The Balancing Act is a passage past considerable extremes that takes the audience on a winding path where fear is followed by insecurity, happiness by desperation, uncertainty by impatience, and once in a while we get a peek of serenity, connection, and peace. These don’t last long, of course; it never takes long for the dancers to perform a rhythmic, repetitive dance pattern performed with neurotic intensity, or for them to create a synchronous group sequence with familiar gestures of irritation and insecurity: A phrase that conjures associations with the famous choreography Rosas danst Rosas by Anne Teresa de Keersmaeker.

Control
When the dancers are literally teetering on the edge of the floor, waving their arms wildly to stop them from falling, things seem to be out of control; however, Van den Broek has everything firmly under control. She likes control. Everything points to that in the dance idiom she has developed in the course of two decades. Here, too, we see the style she calls ‘emotional minimalism’, with gestures and steps that are often intense, tight, and measured, giving a large degree of clarity to the design, concept, and theme.

This urge to control creates a clear framework for the emotions that the dancers intensely display in front of the camera in closeup: Slightly insane (Nik Rajšek), furious (Anthony van Gog) or weeping (Marion Bosetti). The texts on the shirts that appear from under their clothing also express various moods: “How is my breathing”, “It is a mind game”, “Create space”, and a universal truth: “You’ll screw it up one day”.

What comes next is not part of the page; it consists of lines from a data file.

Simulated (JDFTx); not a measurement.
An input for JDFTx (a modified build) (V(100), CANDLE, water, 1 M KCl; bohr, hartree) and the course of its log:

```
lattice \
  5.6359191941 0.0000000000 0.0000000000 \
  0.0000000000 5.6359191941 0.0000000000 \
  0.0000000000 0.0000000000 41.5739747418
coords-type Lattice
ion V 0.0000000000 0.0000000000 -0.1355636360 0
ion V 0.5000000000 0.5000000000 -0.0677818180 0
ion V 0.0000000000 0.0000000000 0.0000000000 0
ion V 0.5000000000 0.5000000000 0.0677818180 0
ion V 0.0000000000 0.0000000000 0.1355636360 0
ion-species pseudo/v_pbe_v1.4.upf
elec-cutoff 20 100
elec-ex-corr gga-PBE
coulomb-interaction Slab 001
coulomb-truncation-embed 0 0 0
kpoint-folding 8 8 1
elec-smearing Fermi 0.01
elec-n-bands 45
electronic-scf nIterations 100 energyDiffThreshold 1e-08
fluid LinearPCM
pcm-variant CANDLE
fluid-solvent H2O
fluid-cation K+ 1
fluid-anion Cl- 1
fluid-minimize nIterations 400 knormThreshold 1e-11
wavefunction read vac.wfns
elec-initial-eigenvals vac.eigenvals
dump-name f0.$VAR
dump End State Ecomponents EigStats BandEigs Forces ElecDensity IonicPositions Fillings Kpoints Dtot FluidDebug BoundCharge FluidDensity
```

Although all the different parts come together and the dancers take each other into their arms, in Van den Broek’s work it is imbalance that sets everything in motion. That is why her choreographies always demand an emotional investment of the audience, which in the case of The Balancing Act has been placed around the floor close to the action. As result there is no escape from the all too human condition of Van den Broek.